The industry body behind a new security stamp for cloud computing providers is confident it will carry the same clout as an ISO badge.
The Cloud Security Alliance (CSA) is rolling out what it claims is the world's first security-focused certification scheme for cloud computing providers, in partnership with the British Standards Institution (BSI).
The CSA Open Certification Framework is divided into three tiers: a basic, self-certification tier that is already available; a second, independently assessed tier set to go live next year and that draws on ISO 27001; and a top tier structured around a continuous monitoring-based certification that is still under development.
Founded in January 2009, the CSA promotes best practices for security in cloud computing.

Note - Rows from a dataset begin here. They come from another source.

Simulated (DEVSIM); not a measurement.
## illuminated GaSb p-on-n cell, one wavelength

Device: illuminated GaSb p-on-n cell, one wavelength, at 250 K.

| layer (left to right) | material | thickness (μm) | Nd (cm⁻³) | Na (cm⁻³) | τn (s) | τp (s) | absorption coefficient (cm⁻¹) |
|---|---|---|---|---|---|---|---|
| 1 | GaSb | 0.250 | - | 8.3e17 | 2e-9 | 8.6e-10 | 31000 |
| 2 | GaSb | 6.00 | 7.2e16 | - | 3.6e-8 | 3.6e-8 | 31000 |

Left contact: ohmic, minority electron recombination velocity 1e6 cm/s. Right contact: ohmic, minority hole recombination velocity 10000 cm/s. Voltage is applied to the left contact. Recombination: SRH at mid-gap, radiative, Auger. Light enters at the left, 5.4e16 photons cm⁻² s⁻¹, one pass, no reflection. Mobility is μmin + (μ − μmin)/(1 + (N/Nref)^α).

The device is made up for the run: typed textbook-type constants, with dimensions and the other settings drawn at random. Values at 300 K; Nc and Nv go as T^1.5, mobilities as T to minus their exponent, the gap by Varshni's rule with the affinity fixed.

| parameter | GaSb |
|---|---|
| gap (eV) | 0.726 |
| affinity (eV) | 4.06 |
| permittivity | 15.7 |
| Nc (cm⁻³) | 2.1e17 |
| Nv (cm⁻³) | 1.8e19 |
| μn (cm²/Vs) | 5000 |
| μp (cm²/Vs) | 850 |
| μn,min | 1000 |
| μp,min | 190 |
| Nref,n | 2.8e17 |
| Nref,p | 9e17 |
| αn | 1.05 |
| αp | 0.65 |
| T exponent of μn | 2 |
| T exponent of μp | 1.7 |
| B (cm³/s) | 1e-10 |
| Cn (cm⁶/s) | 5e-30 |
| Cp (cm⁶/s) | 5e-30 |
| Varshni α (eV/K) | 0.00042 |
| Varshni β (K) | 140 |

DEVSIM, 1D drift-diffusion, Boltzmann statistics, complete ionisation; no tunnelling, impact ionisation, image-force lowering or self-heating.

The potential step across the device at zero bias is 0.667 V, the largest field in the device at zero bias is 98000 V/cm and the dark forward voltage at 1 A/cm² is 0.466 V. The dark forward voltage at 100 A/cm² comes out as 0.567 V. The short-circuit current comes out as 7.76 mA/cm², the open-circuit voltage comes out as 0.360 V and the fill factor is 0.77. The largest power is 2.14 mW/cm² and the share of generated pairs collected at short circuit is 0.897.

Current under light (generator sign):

Daniele Catteddu, CSA's managing director EMEA, asserted that adoption of cloud computing had been held back by end-user concerns about transparency and assurance.
"Certification by a third party in our opinion is the best way to bring more transparency to the market," Catteddu told ChannelWeb.
He indicated that cloud computing giants Amazon Web Services and Microsoft would be among the first through the gate, although he argued that the certification will not debar smaller SaaS providers.
"Any cloud provider that wants to differentiate itself on the basis of security and reliability will need to have our certification," he said.
Catteddu conceded that ISO, a community with which CSA has strong ties, is working on a cloud computing standard (ISO 27017), but said it may not see the light of day until 2015 or beyond.
"ISO 27001 is a very good information security certification but it is not sufficient to address specific issues around cloud computing," he said. "There is no time to wait and we can offer something that can be used right away."
Andy Burton, chairman of the Cloud Industry Forum (CIF) – which has its own code of practice for cloud service providers – welcomed the CSA's move.
"Any well-constructed activity that helps drive transparency, capability and accountability of the service provider to the end-user community is good and should be encouraged as it will only benefit cloud adoption and therefore the wider industry," he said.
Burton did not see a conflict between the CSA and BSI's initiative and his own as the duo is focused on information security, rather than the "wider issue of demonstrating clarity of commercial operations".
Although the global cloud computing market is set to grow to $241bn (£153bn) by 2020, according to analyst Forrester, Catteddu said security concerns had stunted adoption, particularly in Europe and Asia-Pacific.
"There are concerns among European customers regarding the use of non-Europe-based providers," he said. "Through this certification scheme, we can remove the barriers that have stopped the cloud market developing."